I was a conscious non-voter, here’s what changed my mind | Opinion | Halifax, Nova Scotia | THE COAST

I was a conscious non-voter, here’s what changed my mind

Think the election doesn't affect you? Think again.

I was a conscious non-voter, here’s what changed my mind
Jess West
Jess West is a nature enthusiast, radical homemaker and mother of three residing in rural Nova Scotia.

When I was young, I was a conscious non-voter. During election season my parents always spoke about the importance of voting and how “This is our chance! This is our voice!" I looked forward to the day when my voice would be heard but when that day came I felt that my voice was not my vote. My voice was protesting. My voice was zines about anarchy, songs about revolution. My voice was refusing to take part in the system I abhorred.

As an anarchist, there were no political parties that represented my political beliefs—especially seeing how my political beliefs included the idea that people did not need to be governed.

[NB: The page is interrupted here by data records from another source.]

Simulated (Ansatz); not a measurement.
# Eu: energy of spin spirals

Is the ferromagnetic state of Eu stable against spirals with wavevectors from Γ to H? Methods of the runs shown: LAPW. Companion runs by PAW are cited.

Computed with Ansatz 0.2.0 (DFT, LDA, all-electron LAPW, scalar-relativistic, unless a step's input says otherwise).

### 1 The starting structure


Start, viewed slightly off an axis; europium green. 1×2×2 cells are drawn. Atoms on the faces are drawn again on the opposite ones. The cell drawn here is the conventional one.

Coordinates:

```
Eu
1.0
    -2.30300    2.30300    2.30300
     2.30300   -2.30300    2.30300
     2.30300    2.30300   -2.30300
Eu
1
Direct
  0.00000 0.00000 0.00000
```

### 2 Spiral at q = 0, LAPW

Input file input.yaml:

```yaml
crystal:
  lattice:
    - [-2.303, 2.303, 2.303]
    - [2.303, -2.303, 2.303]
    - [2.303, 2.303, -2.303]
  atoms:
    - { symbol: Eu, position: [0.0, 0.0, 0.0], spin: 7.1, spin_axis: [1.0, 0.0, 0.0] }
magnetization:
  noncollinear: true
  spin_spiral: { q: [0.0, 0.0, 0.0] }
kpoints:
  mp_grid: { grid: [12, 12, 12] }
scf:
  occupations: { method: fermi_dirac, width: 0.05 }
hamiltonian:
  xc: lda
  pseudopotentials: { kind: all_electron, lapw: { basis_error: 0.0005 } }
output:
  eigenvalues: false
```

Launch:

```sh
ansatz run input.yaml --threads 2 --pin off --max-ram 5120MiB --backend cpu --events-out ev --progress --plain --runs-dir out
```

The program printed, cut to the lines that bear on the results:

Over the years, while my political opinions have changed very little, my views on voting drastically have.

After giving birth to my first child and realizing what it is to be a low-income family—what it is to exist in a cycle of poverty and to look into the future with fear—I came to realize that, while refusing to take part in this system is fantastic, it's not always a viable option. In fact, it's seldom a viable option.

To be completely blunt, if you find yourself taking the stance of "I am not a part of this system, this does not affect me,” it's because you are privileged. If you hear yourself say “None of these parties represent me and my beliefs so I am opting out,” while I'm sure that's true, it's still because you are privileged.

It's because when Harper came into power and cut all funding to outreach programs for indigenous youth, you were not an indigenous youth so it did not affect you.

It's because after several years of refusing Syrian refugees, as Harper agrees to accept a meagre 2,500 a year for four years (with a major military agenda) you are not seeking refuge in Canada and fleeing civil war. You will not be turned away and denied safety. It does not affect you.

It's because when cuts are made to pensions and assistance programs and outreach programs, you are not relying on those programs to survive. It does not affect you.

While you yourself may be so privileged that the Conservative government does not change your life in any way (with the exception of your ability to post informative anti-Harper propaganda on social media), please consider that there are so many people whose quality of living is greatly affected by which government is in power.

I hear you when you say that politicians are all the same, but unless you can say—and truly believe—that the NDP or the Green Party are AS bad as the Conservatives, why not consider voting Harper out? Why not consider that it is your privilege allowing you to bow out?

For those of you who don't vote out of apathy, consider that if everyone who said "My one vote doesn't make a difference" went out and voted, it would make a hell of a difference. A thousand whispers will sound like a shout.

Maybe my vote isn't my voice, but it's one of my voices and I plan to use it.